## D.1 Chapter 1 Solutions

library(dplyr)
library(ggplot2)
library(nycflights13)

(LC1.1) Repeat the above installing steps, but for the dplyr, nycflights13, and knitr packages. This will install the earlier mentioned dplyr package, the nycflights13 package containing data on all domestic flights leaving a NYC airport in 2013, and the knitr package for writing reports in R.

(LC1.2) “Load” the dplyr, nycflights13, and knitr packages as well by repeating the above steps.

Solution: If the following code runs with no errors, you’ve succeeded!

library(dplyr)
library(nycflights13)
library(knitr)

(LC1.3) What does any ONE row in this flights dataset refer to?

• A. Data on an airline
• B. Data on a flight
• C. Data on an airport
• D. Data on multiple flights

Solution: This is data on a flight. Not a flight path! Example:

• a flight path would be United 1545 to Houston
• a flight would be United 1545 to Houston at a specific date/time. For example: 2013/1/1 at 5:15am.

(LC1.4) What are some examples in this dataset of categorical variables? What makes them different than quantitative variables?

Solution: Hint: Type ?flights in the console to see what all the variables mean!

• Categorical:
• carrier the company
• dest the destination
• flight the flight number. Even though this is a number, its simply a label. Example United 1545 is not less than United 1714
• Quantitative:
• distance the distance in miles
• time_hour time

(LC1.5) What properties of the observational unit do each of lat, lon, alt, tz, dst, and tzone describe for the airports data frame? Note that you may want to use ?airports to get more information.

Solution: lat long represent the airport geographic coordinates, alt is the altitude above sea level of the airport (Run airports %>% filter(faa == "DEN") to see the altitude of Denver International Airport), tz is the time zone difference with respect to GMT in London UK, dst is the daylight savings time zone, and tzone is the time zone label.

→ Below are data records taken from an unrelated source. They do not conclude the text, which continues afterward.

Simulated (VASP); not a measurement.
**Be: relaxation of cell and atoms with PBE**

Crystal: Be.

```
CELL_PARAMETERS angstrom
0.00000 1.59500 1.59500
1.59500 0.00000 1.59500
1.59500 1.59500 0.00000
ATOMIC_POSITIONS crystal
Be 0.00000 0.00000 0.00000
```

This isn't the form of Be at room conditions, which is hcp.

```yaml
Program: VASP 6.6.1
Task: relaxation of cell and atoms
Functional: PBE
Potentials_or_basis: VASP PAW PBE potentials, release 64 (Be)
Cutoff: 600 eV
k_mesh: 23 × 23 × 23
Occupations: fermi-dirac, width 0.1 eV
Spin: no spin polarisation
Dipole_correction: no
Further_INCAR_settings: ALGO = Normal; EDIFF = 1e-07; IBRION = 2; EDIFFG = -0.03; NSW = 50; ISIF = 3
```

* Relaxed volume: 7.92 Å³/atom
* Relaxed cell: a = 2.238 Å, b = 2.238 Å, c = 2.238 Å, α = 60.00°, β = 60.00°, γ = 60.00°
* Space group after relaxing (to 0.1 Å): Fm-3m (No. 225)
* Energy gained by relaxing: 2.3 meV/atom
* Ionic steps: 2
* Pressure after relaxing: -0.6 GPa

(LC1.6) Provide the names of variables in a data frame with at least three variables in which one of them is an identification variable and the other two are not. In other words, create your own tidy dataset that matches these conditions.

Solution:

• In the weather example in LC2.8, the combination of origin, year, month, day, hour are identification variables as they identify the observation in question.
• Anything else pertains to observations: temp, humid, wind_speed, etc.